Reputation: 61
OK, using Python 3.4 and beautifulsoup4 on a windows 7 VM. Having trouble scraping the data resulting from making a selection with a drop-down list. As a learning experience, I'm trying to write a scraper that can select the 4 year option on this page: www.nasdaq.com/symbol/ddd/historical and print the rows of the resulting table. So far, it just prints out the default 3 month table, along with some junk at the beginning that I don't want. Eventually I would like to scrape this data and write it to DB using mysql python connector, but for now I would just like to figure out how to make the 4 year selection in the drop down list. (also, would like to get rid of the text encoding that causes it to be in the b'blahblah' format. My code so far:
from bs4 import BeautifulSoup
import requests
url = 'http://www.nasdaq.com/symbol/ddd/historical'
with requests.Session() as session:
session.headers = {'User-Agent': 'Mozilla/5.0 (Macintosh; Intel Mac OS X 10_10_2) AppleWebKit/537.36 (KHTML, like Gecko) Chrome/40.0.2214.115 Safari/537.36'}
response = session.get(url)
soup = BeautifulSoup(response.content)
data = {
'ddlTimeFrame': '4y'
}
response = session.post(url, data=data)
soup = BeautifulSoup(response.content)
for mytable in soup.find_all('tbody'):
for trs in mytable.find_all('tr'):
tds = trs.find_all('td')
row = [elem.text.strip().encode('utf-8') for elem in tds]
print (row)
I get no errors, but it doesn't print out the 4 year data. Thanks for your time/patience/help!
Upvotes: 1
Views: 2003
Reputation: 3691
I do not know what you were doing but when I called your script I've got a response -- however it was the default site with the information of the last 3 months.
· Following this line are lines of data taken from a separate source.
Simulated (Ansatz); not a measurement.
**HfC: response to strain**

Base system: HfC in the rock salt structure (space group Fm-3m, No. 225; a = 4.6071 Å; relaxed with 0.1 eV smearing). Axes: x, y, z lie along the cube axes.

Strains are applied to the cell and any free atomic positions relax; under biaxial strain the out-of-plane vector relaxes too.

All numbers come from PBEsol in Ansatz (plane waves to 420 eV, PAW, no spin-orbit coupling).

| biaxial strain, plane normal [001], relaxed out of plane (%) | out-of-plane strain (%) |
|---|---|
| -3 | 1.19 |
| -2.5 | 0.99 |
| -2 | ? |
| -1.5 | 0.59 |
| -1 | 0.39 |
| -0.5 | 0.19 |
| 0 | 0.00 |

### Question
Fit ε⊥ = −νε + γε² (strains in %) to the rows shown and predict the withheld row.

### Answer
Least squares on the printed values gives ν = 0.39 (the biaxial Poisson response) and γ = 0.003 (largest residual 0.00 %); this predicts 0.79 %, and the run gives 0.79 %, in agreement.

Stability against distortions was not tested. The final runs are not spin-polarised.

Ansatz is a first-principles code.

To get the data from the last 4 years you need to change your query a bit. If you look at the XHR request in your browser's developer tools you can see that the data sent to the server is 4y|false|DDD
instead of 'ddlTimeFrame': '4y'
.
The second change is the content-type
header which you have to send along with your POST
request:
session.headers['content-type'] = 'application/json'
data = "4y|false|DDD"
With these two little changes you get your desired data.
Upvotes: 3